GOVERNMENT says it is ready to auction the long term evolution (LTE) spectrum to mobile operators for broadcasting to raise US$173 million needed to complete the broadcast digitalisation programme before the deadline of June 2015. The money would go towards migrating existing transmitters, buying new digital transmitters, migrating the studios at Zimbabwe Broadcasting Corporation (ZBC), migrating monitoring equipment for the regulator and putting in place new regulations for the licensing of the new digital broadcasting.
Responding to a question on how government, which is facing cash challenges, would raise money for the exercise when presenting oral evidence to the Media, Information and Broadcasting Services Parliamentary Portfolio Committee last week, Information Minister Jonathan Moyo said it was not difficult to obtain the money. "We are able to get it right away if we (government) auction LTE spectrum to mobile operators for broadcasting," he said.
LTE is a faster network technology; it would simplify their infrastructure and reduce costs while improving the quality of offerings to mobile network subscribers. LTE is regarded as the "most advanced" network technology. It is an easily deployable network technology, offering high speeds and low latencies over long distances. The digital transition is raising questions around who would get access to the new channels created.
Broadcasting and telecommunications are in many African countries treated as separate, vertical markets. However, digital convergence means that telecoms operators will become involved in broadcasting and broadcasting companies are expected to be looking at how they might deliver internet and voice services. Moyo said the move to meet the June 2015 broadcast degitalisation deadline had already started, with 10 transmission sites now migrated to digital broadcasting.

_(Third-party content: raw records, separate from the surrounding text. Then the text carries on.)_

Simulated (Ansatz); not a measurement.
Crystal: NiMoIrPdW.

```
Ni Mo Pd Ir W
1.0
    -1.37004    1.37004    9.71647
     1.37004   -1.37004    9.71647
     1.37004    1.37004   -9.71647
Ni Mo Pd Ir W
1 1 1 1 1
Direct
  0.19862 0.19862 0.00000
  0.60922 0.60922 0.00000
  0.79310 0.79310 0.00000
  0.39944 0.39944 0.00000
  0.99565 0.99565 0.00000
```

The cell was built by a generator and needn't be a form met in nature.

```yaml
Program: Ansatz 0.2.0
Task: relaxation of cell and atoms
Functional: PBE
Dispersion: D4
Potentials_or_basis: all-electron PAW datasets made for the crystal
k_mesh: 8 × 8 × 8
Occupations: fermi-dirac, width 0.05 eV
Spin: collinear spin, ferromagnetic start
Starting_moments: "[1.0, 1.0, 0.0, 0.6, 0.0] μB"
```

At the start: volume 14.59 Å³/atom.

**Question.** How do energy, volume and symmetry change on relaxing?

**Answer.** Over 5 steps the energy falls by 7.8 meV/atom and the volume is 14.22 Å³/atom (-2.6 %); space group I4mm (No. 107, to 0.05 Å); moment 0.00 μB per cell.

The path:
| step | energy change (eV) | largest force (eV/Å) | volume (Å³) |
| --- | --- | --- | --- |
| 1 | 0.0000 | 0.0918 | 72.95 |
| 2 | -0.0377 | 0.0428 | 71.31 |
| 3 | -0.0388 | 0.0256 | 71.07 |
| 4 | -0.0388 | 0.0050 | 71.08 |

Zimbabwe currently has 24 transmission sites. An additional 24 digital transmission sites are however required. Spectrum has since been allocated to Zimbabwean telecom companies that want to run LTE enabled broadband networks, the local regulator has confirmed. This move by the Posts and Telecommunications Regulatory Authority of Zimbabwe (POTRAZ) enables operators to roll-out networks that have faster mobile internet upload and download speeds.
The move came after Econet Wireless launched an LTE service for non-mobile gadgets for the United Nations World Tourism Organisation general assembly jointly hosted by Zimbabwe and Zambia last year.According to the Ministry of Communication Technology, Postal and Courier Services, the total cost of the transmitters would be around US$30 million. Television transmitters in Zimbabwe are owned and managed by Transmedia Corporation.
For ZBC, digitising the studios would cost US$70 million, while digital content production would require US$5 million. The Broadcasting Authority of Zimbabwe (BAZ), which regulates the sector, would require about US$5 million to migrate the regulation of television broadcasting. They would also need to buy monitoring equipment which would cost about US$1,5 million. NetOne managing director, Reward Kangai, recently said LTE deployment was one of the areas his company was focusing on following the allocations of LTE spectrums.
NetOne has signed on Huawei in a network upgrade contract, which also aims to build LTE cell towers.
"Spectrum has been allocated. NetOne is implementing LTE in a broader way as we want to implement LTE across the whole country," he said. Kangai added that the passive infrastructure for the deployment of LTE broadband has already been constructed. He however said that POTRAZ, the telecom sector watchdog in Zimbabwe, had to play its role in facilitating the allocation of better spectrum platforms that enable easy deployment of services such as LTE.
"I would like to urge Potraz to do their planning in terms of revamping the frequency band to assist the mobile operators in terms of rolling out LTE network," Kangai said.
In an earlier interview with the Financial Gazette, permanent secretary in the Ministry of Communication Technology, Postal and Courier Services, Sam Kundishora, said his ministry was undercapitalised and might fail to meet the 2015 deadline for migration of broadcasting services from analogue to digital. In 2013, the ICT ministry bid for US$11,2 million from the national budget but was allocated US$7,2 million.
Of this amount, only US$4,8 million was released. In 2014, the ministry bid for US$82,1 million but received a budget allocation of US$11,6 million. So far, only US$201,109 is said to have been released. "Government is making a mistake by removing the ICT Ministry from their priority list," Kundishora said.
The digital transition in broadcasting is a global process involving the switch from analogue to digital broadcasting signals. There are a number of countries which are said to have completed this transition and many more that are reportedly making the transition. The process of the digital transition in broadcasting involves re-allocating frequencies and has been agreed by the International Telecommunication Union's Regional Telecommunication Conference (RRC). African countries are committed to migrating to digital broadcasting by June 2015.